NEGATE: Constrained Semantic Guidance for Linguistic Negation in Text-to-Video Diffusion

This paper introduces NEGATE, a training-free framework that models linguistic negation in text-to-video diffusion as a structured feasibility constraint, enabling robust and coherent generation of negated concepts by projecting semantic updates onto a convex set derived from linguistic structure without retraining the underlying models.

Taewon Kang, Ming C. Lin

Published 2026-03-09
📖 4 min read☕ Coffee break read

Imagine you have a magical artist named Diffusion. This artist is incredibly talented at painting pictures and making videos based on your descriptions. If you say, "Draw a sunny beach with a dog," Diffusion will happily create a perfect sunny beach with a happy dog.

But Diffusion has a major blind spot: Negation.

If you say, "Draw a sunny beach with no people," Diffusion gets confused. It often ignores the "no" and paints a crowded beach anyway, or it gets so scared of the word "no" that it erases the whole beach, leaving you with a blank white canvas. It treats "no people" as if you just forgot to mention people, rather than a strict rule.

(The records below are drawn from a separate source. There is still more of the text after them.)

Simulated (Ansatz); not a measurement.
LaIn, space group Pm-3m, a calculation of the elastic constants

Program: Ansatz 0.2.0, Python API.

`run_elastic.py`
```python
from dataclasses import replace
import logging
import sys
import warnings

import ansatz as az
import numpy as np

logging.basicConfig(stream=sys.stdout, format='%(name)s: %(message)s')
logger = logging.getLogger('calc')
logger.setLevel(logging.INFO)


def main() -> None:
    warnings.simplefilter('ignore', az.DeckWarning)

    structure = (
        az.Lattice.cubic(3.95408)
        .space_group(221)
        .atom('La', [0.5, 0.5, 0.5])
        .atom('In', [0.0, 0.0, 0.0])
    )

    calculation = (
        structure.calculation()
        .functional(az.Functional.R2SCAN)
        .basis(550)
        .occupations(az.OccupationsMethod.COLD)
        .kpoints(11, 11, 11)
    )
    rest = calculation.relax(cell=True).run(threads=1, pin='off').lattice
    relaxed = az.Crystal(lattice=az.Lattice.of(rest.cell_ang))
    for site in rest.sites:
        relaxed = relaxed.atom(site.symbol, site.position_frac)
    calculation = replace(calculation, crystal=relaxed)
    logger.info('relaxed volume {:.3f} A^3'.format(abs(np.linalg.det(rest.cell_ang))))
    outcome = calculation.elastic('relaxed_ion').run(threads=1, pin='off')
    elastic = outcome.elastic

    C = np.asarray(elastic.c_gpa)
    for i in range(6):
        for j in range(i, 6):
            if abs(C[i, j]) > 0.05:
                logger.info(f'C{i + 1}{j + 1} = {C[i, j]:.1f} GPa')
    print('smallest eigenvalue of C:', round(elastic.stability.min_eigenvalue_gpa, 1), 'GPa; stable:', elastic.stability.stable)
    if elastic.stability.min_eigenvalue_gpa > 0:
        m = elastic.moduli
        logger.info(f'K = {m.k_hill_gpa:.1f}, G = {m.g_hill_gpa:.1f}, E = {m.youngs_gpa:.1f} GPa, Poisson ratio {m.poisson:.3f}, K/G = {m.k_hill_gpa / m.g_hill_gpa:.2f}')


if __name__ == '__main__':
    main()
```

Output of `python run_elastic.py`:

This paper introduces a new way to talk to Diffusion, called Constrained Semantic Guidance. Think of it as giving the artist a traffic cop and a bouncer to help them follow your "no" rules.

Here is how it works, broken down into simple analogies:

1. The Problem: The "Over-Correction" Artist

Currently, if you tell Diffusion, "A person holding a phone but not using it," the artist might:

  • Ignore you: Draw the person using the phone.
  • Over-correct: Erase the phone entirely (so the person is holding nothing).
  • Get confused: Draw a person holding a phone, but their hand is in a weird, unnatural position.

The artist doesn't understand that "not using" is a specific state of the phone, not a command to delete the phone.

2. The Solution: The "Bouncer" and the "Traffic Cop"

The authors propose a new method that doesn't require retraining the artist (which would be like teaching a new language to a 10-year-old). Instead, they add a smart filter while the artist is painting.

  • The Semantic Direction (The Bouncer):
    Imagine the artist is walking down a hallway of ideas. When you say "no phones," the artist naturally wants to walk toward the "phone" idea because it's in your prompt. The new method identifies the "phone" idea and puts a Bouncer in front of it. The Bouncer says, "You can walk near the phone idea (so the phone exists), but you cannot walk into the 'using the phone' idea."

  • The Projection (The Traffic Cop):
    As the artist tries to take a step toward "using the phone," the Traffic Cop gently pushes them back onto a safe path. It's like a rubber band. If the artist tries to stretch too far into the "forbidden" zone, the rubber band snaps them back to the closest safe spot.

    • Crucially: This doesn't just delete the phone; it keeps the phone there but stops the action of "using" it.

3. The "Time-Travel" Trick (Scheduling)

One of the smartest parts of this paper is when the Bouncer and Traffic Cop show up.

  • Early Stage (The Sketch): When the video is just starting to form (like a rough pencil sketch), the rules are loose. The artist is allowed to figure out the general shape of the scene (e.g., "Okay, there's a person and a phone").
  • Late Stage (The Details): As the video gets clearer and more detailed, the Traffic Cop gets stricter. This ensures the artist doesn't accidentally add a "using phone" gesture in the final seconds of the video.

This is like baking a cake: You mix the ingredients freely at first (forming the structure), but as the cake rises, you make sure no one sneaks in a bag of salt (the forbidden element).

4. Why This is a Big Deal

The authors tested this on 8 different types of "No" rules, including:

  • Simple No: "No cars on the highway."
  • Double No: "A stage that is not unlit" (which means it is lit). Most AI gets this backwards and makes it dark. This method gets it right.
  • Scope No: "A teacher helping a student who is not paying attention." The AI must know who isn't paying attention (the student), not the teacher.
  • Action No: "A clock ticking but not moving its hands." (The clock is active, but the hands are frozen).

The Result

The paper shows that this method creates videos where:

  1. The "No" rules are strictly followed.
  2. The video still looks beautiful and realistic (the artist isn't forced to draw a blank wall).
  3. It works on existing AI models without needing to teach them new things.

In summary: This paper teaches AI how to listen to the word "No" without panicking. It gives the AI a set of invisible guardrails that gently steer the creative process away from forbidden ideas, ensuring that when you ask for a world without chaos, you actually get a peaceful world, not a broken one.